Yesterday I shared something that even surprised me: a 20-minute Speaker’s Cut of RELEVANCE that revealed more emotion than I anticipated. Not dramatic emotion – just that deep, honest kind that shows up when you finally speak something true.
A friend called it “raw.”
My project coach said it was “courageous.”
Both were right.
But here’s what I’ve been sitting with this rainy Stay Whole Tuesday early morning.
- Rawness is a beginning, not an end.
- It’s a signal – not a destination.
If RELEVANCE is going to reach the people it’s meant to reach, I need to learn how to carry that emotion with steadiness. Not to mute it, not to hide it, but to hold it well enough that it keeps the listener in their story, not mine.
And part of learning that craft is the work itself.

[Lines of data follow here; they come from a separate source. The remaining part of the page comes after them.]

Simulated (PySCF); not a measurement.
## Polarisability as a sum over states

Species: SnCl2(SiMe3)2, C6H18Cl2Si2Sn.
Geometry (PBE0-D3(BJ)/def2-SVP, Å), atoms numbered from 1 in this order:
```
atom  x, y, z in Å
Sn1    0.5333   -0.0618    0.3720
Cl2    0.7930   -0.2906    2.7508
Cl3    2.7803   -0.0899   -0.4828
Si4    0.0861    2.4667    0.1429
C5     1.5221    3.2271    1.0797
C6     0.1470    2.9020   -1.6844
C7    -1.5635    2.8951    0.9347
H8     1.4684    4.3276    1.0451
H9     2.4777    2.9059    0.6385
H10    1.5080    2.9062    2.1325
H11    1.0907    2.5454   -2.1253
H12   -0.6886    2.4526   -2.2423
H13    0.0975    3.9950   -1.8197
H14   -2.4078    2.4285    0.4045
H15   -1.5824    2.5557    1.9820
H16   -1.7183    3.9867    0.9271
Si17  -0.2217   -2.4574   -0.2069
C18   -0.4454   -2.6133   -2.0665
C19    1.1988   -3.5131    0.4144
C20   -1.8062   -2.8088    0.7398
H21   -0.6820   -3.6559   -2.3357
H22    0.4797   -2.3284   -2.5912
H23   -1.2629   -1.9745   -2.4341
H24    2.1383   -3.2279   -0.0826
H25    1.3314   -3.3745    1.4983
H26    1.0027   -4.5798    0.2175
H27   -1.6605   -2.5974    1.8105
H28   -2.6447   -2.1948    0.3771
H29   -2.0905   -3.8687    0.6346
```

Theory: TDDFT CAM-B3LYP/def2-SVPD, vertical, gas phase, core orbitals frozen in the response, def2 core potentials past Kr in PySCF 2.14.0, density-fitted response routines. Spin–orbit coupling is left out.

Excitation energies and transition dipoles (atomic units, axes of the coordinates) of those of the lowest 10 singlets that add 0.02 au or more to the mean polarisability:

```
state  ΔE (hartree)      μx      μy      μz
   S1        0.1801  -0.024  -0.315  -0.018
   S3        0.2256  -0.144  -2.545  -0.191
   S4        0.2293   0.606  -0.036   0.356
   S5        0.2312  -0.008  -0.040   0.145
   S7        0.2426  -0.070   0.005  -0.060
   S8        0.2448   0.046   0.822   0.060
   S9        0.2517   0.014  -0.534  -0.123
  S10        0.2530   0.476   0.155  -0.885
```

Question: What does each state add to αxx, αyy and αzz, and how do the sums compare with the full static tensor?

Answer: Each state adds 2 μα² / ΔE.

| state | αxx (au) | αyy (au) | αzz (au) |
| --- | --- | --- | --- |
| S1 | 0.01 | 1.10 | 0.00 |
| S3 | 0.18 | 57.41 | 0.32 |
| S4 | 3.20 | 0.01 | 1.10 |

Another friend, a writer, has challenged me to create a 10-minute version, and eventually a 5-minute version. A ruthless but beautiful exercise — one that forces you to cut to the bone, to make every single word earn its place.
Raw is real.
Steady is generous.
And the sweet spot lives somewhere between the two.
Stay whole,
— gPage
P.S. On Tuesday evening, after posting this nugget in the morning, I spent some time on the video. I used a quick hybrid of iMovie and Descript to whip this thing into shape. In iMovie, I added a few A-roll talking-head moments, aiming to look the viewer directly in the eye, trimmed the rough edges, and stitched everything seamlessly. Then I processed the full cut in Descript, using its transcript editor to remove dead air, tidy up pauses, and improve pacing. The result? A smooth, straightforward final cut that runs to a sharp 18 minutes — the ideal length TED suggests if I ever want a shot at that famous red dot.